It should not be surprising that within Vattels Law of Nations the term natural-born Citizen was defined as: The natives, or natural-born citizens, are those born in the country, of parents who are citizens. (Emphasis added) Notice the plural use for parentage.
This was based upon the idea of a singularity of allegiance. The position being that if a person whose father was born outside the country and the son inside the country it would put the son in a position of dual allegiance between his birth country and the country of his father. Vattel stated it this way: I say, that, in order to be of the country, it is necessary that a person be born of a father who is a citizen; for if he is born there of a foreigner, it will be only the place of his birth, and not his country.
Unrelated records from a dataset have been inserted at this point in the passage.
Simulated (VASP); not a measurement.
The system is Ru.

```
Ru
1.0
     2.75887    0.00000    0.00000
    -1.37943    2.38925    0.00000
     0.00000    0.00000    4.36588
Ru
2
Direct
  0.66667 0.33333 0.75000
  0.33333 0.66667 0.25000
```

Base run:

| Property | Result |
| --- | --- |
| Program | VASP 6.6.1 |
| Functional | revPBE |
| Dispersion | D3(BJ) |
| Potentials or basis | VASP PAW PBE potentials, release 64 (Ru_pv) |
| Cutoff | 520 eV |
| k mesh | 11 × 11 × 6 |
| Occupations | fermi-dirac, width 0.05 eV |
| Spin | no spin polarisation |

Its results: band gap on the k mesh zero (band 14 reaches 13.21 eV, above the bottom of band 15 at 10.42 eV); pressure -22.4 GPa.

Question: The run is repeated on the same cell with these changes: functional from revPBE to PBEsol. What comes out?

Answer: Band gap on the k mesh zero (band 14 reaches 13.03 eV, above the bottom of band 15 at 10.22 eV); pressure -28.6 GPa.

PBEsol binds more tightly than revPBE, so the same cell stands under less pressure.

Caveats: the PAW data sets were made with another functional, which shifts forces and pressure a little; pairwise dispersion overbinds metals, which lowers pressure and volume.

The implication is that if circumstances placed the country at odds with the country of a presidents father the president may not be able to bring himself to wage war, if necessary, against a nation that he has a direct relationship with. How could a man expect to defend against or wage war with the country of his father?
Which brings us to the issue at hand how do we interpret the constitutional meaning of natural-born citizen? As the Constitution is the basis of our law and is law in and of itself we should look at the Constitution through statutory construction.
First; a review of the plain meaning of the text has probably been the greatest contention in determining the meaning as the term is not used in general language today, outside of this context, and obviously being overlooked by those in political power, so it is of little use.
Second; should the plain meaning not prevail then one must determine the original intentions of the person or people that wrote it.
Finally we must turn to any legal precedence that may aid us in our determination. In the case of Minor v. Happersett (1874) we find the following:
At common law, with the nomenclature of which the framers of the constitution were familiar, it was never doubted that all children born in a country, of parents who were its citizens, became themselves, upon their birth, citizens also. These were natives or natural-born citizens, as distinguished from aliens or foreigners
Some authorities go further, and include as citizens children born within the jurisdiction, without reference to the citizenship of their parents. As to this class there have been doubts, but never as to the first. For the purposes of this case, it is not necessary to solve these doubts. It is sufficient, for everything we have now to consider, that all children, born of citizen parents within the jurisdiction, are themselves citizens." (Emphasis added)
From the Federalist Papers:
House Report No. 784, dated June 22, 1874, stated, The United States have not recognized a double allegiance. By our law a citizen is bound to be true and faithful alone to our government. It wouldnt be practical for the United States to claim a child as a citizen when the childs natural country of origin equally claims him/her because doing so could leave the child with two competing legal obligations, e.g., military duty.
The primary author of the citizenship clause, Sen. Jacob M. Howard, said the word jurisdiction, as here employed, ought to be construed so as to imply a full and complete jurisdiction on the part of the United States, coextensive in all respects with the constitutional power of the United States, whether exercised by Congress, by the executive, or by the judicial department; that is to say, the same jurisdiction in extent and quality as applies to every citizen of the United States now.
This remark by Howard puts his earlier citizenship clause remark into proper context:THIS WILL NOT, OF COURSE, INCLUDE PERSONS BORN IN THE UNITED STATES WHO ARE FOREIGNERS, ALIENS, WHO BELONG TO THE FAMILIES OF AMBASSADORS OR FOREIGN MINISTERS ACCREDITED TO THE GOVERNMENT OF THE UNITED STATES, BUT WILL INCLUDE EVERY OTHER CLASS OF PERSONS.
United States Attorney General, George Williams, whom was a U.S. Senator aligned with Radical Republicans during the drafting of the Fourteenth Amendment in 1866, ruled in 1873 the word jurisdiction under the Fourteenth Amendment must be understood to mean absolute and complete jurisdiction, such as the United States had over its citizens before the adoption of this amendment. He added, Political and military rights and duties do not pertain to anyone else.
Essentially then, subject to the jurisdiction thereof means the same jurisdiction the United States exercises over its own citizens, i.e., only citizens of the United States come within its operation since citizens of the United States do not owe allegiance to some other nation at the same time they do the United States. This makes arguing the physical presence of being subject to laws silly because being subject to another countries laws while visiting makes no change to an aliens allegiance to their native country.
Wow. You sure know how to set your font big. But that doen’t make your point more accurate meaningful.
Is Marco Rubio a foreigner? A citizen of Cuba?
Oh, I know... you wonder what sort of person could be a foreigner born in the United States if being born in the United States makes you a natural-born citizen, don’t you? That would be one who was born in the United States of foreign parents who were not immigrants, but were under the law of the nation from which they came. Not illegal immigrants, but non-immigrants. For instance, John McCain is not a Panamanian.